It’s no secret that pension plans have endured more than their share of hardships over the last couple of decades. As more employers shifted from defined benefits to defined contribution plans, pensions suddenly faced the difficult math of funding payouts for a growing number of retirees – who also happen to be living longer – with fewer and fewer active members.

Meanwhile, 35 years of declining interest rates have taken a toll. In 1995, plans could generate a 7.5% expected return with portfolios comprised entirely of fixed income. In 2005, plans would need roughly half of their assets in equity to generate such a return. By 2015, that share would swell to 88% equity.

In reaching for additional returns, plans have not only upped the ante on equities. They’ve moved into private equity, private debt, real estate, infrastructure and other asset classes that are more complex and less liquid.

Most Efficient Portfolio to Achieve Source: Kloepfer, J. V., & Moriarty, J. A. (2016). Risky Business (pp. 1-10, Publication). San Francisco, CA: Callan Associates (adapted). Data reflects historical forward-looking expectations and is no guarantee of future results.

All told, plans have had to nearly triple their risk to maintain the same 7.5% return that fixed income offered a quarter of a century ago.

The unintended consequence of this reach for higher returns is that equities are now the primary source of liquidity for pension plans. Other newer asset classes tend to be less liquid. Therefore, as volatility rises, so does the probability that pensions will need to sell equities in declining markets to fund their benefits.

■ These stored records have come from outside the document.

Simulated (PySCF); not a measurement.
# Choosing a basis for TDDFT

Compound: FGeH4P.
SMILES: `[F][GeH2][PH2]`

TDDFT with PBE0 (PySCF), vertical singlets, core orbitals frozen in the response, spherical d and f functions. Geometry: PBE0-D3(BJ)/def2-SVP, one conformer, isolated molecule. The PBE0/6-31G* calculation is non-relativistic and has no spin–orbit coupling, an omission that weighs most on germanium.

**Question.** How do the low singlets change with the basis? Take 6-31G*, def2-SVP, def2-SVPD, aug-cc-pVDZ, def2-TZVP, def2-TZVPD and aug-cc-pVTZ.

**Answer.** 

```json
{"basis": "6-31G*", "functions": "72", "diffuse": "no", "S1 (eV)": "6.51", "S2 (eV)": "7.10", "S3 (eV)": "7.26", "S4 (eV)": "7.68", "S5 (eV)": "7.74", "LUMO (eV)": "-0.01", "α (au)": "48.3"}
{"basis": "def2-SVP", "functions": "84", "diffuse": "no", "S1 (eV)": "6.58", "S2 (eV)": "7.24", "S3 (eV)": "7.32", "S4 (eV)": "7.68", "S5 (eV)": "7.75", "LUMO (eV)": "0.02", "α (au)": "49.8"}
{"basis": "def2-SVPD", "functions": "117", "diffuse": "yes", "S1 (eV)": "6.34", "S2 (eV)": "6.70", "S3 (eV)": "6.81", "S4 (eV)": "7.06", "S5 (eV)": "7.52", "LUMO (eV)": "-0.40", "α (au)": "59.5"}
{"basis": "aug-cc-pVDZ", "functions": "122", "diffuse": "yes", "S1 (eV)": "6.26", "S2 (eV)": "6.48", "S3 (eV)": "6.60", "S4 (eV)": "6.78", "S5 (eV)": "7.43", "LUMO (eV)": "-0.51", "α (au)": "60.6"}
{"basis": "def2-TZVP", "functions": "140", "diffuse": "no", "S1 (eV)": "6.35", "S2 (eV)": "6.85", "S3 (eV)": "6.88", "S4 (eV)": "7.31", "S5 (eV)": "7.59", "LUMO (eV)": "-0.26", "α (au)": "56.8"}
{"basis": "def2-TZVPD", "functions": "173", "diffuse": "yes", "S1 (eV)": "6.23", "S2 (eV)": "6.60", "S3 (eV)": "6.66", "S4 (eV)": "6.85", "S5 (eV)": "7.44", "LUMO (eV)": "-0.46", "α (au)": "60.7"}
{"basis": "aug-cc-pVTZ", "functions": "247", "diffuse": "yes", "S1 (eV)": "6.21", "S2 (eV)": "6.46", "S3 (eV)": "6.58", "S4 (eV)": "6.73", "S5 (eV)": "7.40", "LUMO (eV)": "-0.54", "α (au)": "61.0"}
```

With trillions of dollars in pension plans on the table, this situation could be self-perpetuating: as more plans are forced to sell equities to raise cash, it could lead to still lower security prices – all the while paving the way for even greater funding gaps down the road.

What’s more, plans typically implement a re-balancing process after an asset class declines. If stocks sell off, a plan’s equity exposure will fall below its target allocation. This would normally result in a re-balancing process that buys enough equities to replenish target allocations.

But what would be the source of funds to re-balance into equities? Plans may not have the liquidity in other parts of the portfolio to buy equities. Failure to re-balance results in a portfolio risk-reward profile that’s misaligned with the liability structure it is intended to fund.

Weighing the Alternatives

While many pensions understand the danger of reaching for higher returns, the path forward isn’t clear. Fixed income has its own issues, and few plans can afford the opportunity cost of shifting more assets to cash to fund near-term payouts.

For many plans, the solution has been to focus on fees, namely by shifting more assets into low-cost passive strategies. But passive strategies tend to go hand in hand with market exposure, a.k.a. beta risk.

Be Prepared sign with sky background-1

A better strategy: instead of turning their backs on public equities, pension plans can dial back their market-risk exposure by rethinking the impact beta risk has on their overall portfolios. Perhaps plans should consider adjusting their asset allocations to include lower beta equity exposure as a permanent commitment.

There are plenty of equity strategies available which maintain a consistently lower exposure to beta relative to the market. Further – and perhaps a better solution – is an equity strategy which adjusts its portfolio beta dynamically to match optimally the risk observed in the equity market over time. Some have called this “variable beta.”

By adjusting allocations, plan sponsors can reach a better balance between raising cash to fund immediate payouts while generating the returns they need to sustain their plans in the future.

Intech® has a track record of offering both types of solutions.

Our low volatility equity strategies seek market-like returns over time while achieving a substantially lower risk profile than the overall equity market. These can be an attractive addition to well-funded defined benefit pension plans or later-stage target date funds within defined contribution plans.

Intech® adaptive volatility equity strategies are distinctive in the industry by offering and behaving as they are named – they adapt the portfolio’s risk profile to the observed risk in the market. Their goal is to outperform equity markets over a full market cycle while incorporating downside protection, providing an asymmetric return profile. These strategies might help under-funded plans de-risk without reducing equity exposure, or even allow an increased equity exposure throughout a target-date glide path without increasing total portfolio risk.

Plan trustees and participants should focus on the unintended consequences of attempting to reach for higher returns in their portfolios. This reach has resulted in exploding total portfolio risk and also equities becoming the default liquidity source for cash flow needs.

The longer the bull market continues (already the longest on record), the larger this danger grows. It may therefore be prudent to consider lowering equity portfolio beta risk prior to an eventual downturn.